In many ways, if you’ve been in the CSR/social impact space more than a handful of years, you’ve been part of creating this sector and you deserve to leverage that experience for your benefit! That means you’ve earned the right to push the boundaries a bit.
You probably see many ways you could be adding more value to your company in (or beyond) your current role, so consider leaning into self-advocacy and practicing having important conversations with your leader that follow this framework:
- “Here’s what I’ve done over the past 12 months to demonstrate value above and beyond my role and here are the ways those activities have benefited this team, this program, this company. Do you agree that this has been beneficial?”
- “Because of the results we’re seeing, I’d like to propose [position, role, program] and I’d like to work on it myself. To do so, I would either need to remove the following items from my plate or receive a 10% raise. I’m not asking for that now, of course, but I’d love to know your gut reaction.”
- “I’m committed to this team and to what we’re trying to achieve together. If there are other ways I can improve or add value, I’d love to. In the meantime, can we go ahead and set up a time to follow up on this conversation?”

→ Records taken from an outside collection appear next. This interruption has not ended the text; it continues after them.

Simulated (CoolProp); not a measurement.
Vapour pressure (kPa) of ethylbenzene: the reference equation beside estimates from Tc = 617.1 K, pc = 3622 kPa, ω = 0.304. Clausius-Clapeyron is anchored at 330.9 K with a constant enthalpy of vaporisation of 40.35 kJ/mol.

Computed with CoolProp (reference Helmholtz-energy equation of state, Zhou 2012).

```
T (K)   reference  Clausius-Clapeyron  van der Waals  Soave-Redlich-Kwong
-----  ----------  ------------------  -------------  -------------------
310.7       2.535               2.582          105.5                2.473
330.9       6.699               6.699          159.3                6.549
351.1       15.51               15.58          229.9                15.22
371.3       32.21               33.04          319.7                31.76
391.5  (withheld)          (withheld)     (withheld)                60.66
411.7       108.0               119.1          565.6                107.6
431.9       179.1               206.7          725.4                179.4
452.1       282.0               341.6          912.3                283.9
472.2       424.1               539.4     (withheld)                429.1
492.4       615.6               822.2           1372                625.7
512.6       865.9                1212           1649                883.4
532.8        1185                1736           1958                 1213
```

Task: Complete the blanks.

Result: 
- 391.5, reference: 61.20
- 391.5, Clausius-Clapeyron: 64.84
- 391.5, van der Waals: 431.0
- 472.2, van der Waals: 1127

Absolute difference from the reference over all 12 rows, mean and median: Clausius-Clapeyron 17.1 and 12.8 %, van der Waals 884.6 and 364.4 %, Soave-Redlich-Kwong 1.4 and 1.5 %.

The Most Important Step? The First One!
Phew! That’s a lot of information (and this post merely scratches the surface of the content covered in the webinar and that will be available on the new platform, RW Social REV) and may feel overwhelming. Go back and skim this post again – what jumps out at you or makes you feel a little bit excited? Focus in on that first.
Above all, it’s important that you leave this post with the understanding that your career is important – YOU are important – and deserve a professional life that is well-aligned with the essence of who you are so your full potential can be unlocked.
And if this doesn’t resonate for you, we get it. Sometimes there are periods in our life and career where contentedness is a higher priority than achievement: maintain what’s working, mitigate company risk, opt out of the burnout game. We get it – and we have resources coming for that, too.
But if helps you muster the gusto, consider your development – your success – an act of service for our entire industry. We have much to do and we need you at your highest level of contribution – in your deepest power – to create meaningful, scalable impact!